Some Acrylic questions

IPT

Active member
So I have some really old Weld on 4. Does that stuff go bad? I tried it on a thin little test piece and it seemed to bond.

I know acrylic does not bond very well to glass with silicone but for an overflow it should work fine (I'm not building a tank or even a sump. Just a box that will be in 5 inches or less of water and generally have nearly equal pressure from both sides most of the time). I'll butt the front wall up to the bottom piece and maybe even give it two sides so any pressure it does have on it will not be loaded to the silicone (if I only used a 3 sided box and expected the silicone to hold the horizontal front to the perpendicular side wall). It's 1/4 inch.
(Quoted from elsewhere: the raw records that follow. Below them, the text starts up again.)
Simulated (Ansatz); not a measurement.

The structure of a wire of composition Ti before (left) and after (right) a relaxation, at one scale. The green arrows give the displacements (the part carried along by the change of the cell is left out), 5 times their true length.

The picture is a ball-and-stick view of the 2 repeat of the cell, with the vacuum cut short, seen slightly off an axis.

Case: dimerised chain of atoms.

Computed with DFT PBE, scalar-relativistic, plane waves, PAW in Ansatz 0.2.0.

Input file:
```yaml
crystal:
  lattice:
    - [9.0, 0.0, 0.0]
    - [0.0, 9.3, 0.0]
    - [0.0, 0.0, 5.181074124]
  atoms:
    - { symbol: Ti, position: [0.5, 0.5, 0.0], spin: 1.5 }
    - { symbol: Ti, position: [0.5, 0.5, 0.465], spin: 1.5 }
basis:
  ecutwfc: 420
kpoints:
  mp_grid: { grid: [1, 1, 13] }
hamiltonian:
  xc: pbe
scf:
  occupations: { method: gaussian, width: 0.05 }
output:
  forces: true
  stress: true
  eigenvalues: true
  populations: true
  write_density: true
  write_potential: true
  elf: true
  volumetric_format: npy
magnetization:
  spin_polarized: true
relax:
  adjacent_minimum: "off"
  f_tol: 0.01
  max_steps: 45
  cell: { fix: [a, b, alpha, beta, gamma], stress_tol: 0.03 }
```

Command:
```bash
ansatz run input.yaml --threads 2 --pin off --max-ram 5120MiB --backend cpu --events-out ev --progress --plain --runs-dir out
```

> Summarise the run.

Surely some of you guys have done this without issue? The weld on will keep it together, I just need to silicone to hold it in place and seal it off.
 
No idea on the Weldon - but I'm guessing it will be fine.

As far as the acrylic bonding question is concerned, silicon will work to wedge a piece in place. Imagine putting the silicone in, letting it dry then placing the acrylic pieces in place. If it will stay because of the placement, you are fine. Having equal amounts of water (and therefore little pressure) actually works against you, since the water pressure generally works to hold it in place.

Generally silicone will work for a coast to coast weir, but not for a box, which I believe is what you are using. A better option is to make the box 5-sided and cut a hole to match up with the bulkhead hole in the tank. You can then either have the flange (& rubber gasket) on the outside of the tank, or put a 2nd rubber gasket between the box and the tank, so the "sandwich" will be bulkhead flange-gasket-overflow wall-gasket-tank wall-bulkhead nut when viewed from the side,if that makes sense.
 
Generally silicone will work for a coast to coast weir, but not for a box, which I believe is what you are using. A better option is to make the box 5-sided and cut a hole to match up with the bulkhead hole in the tank. You can then either have the flange (& rubber gasket) on the outside of the tank, or put a 2nd rubber gasket between the box and the tank, so the "sandwich" will be bulkhead flange-gasket-overflow wall-gasket-tank wall-bulkhead nut when viewed from the side,if that makes sense.

Hm, that seems counter intuitive. So a piece of plexi running side to side with only a bottom and front (a weir) would hold (with silicone being the only support for the face against the tank water force) but a box with two rigid sides to fight that force wouldn't hold? Am I interpreting your response correctly or am I missing something? We're talking about using the weld on to construct all the plexi pieces and then just silicone to hold it to the wall, yes?

The full box with all the gaskets is an idea but that seems to have more opportunity for leak points. I also have 3 holes drilled for the overflow system so now we're looking at 6 gaskets.
 
Well, the glass store is cutting all the pieces for about $35. I'll just play it safe and do it with glass and good old silicone.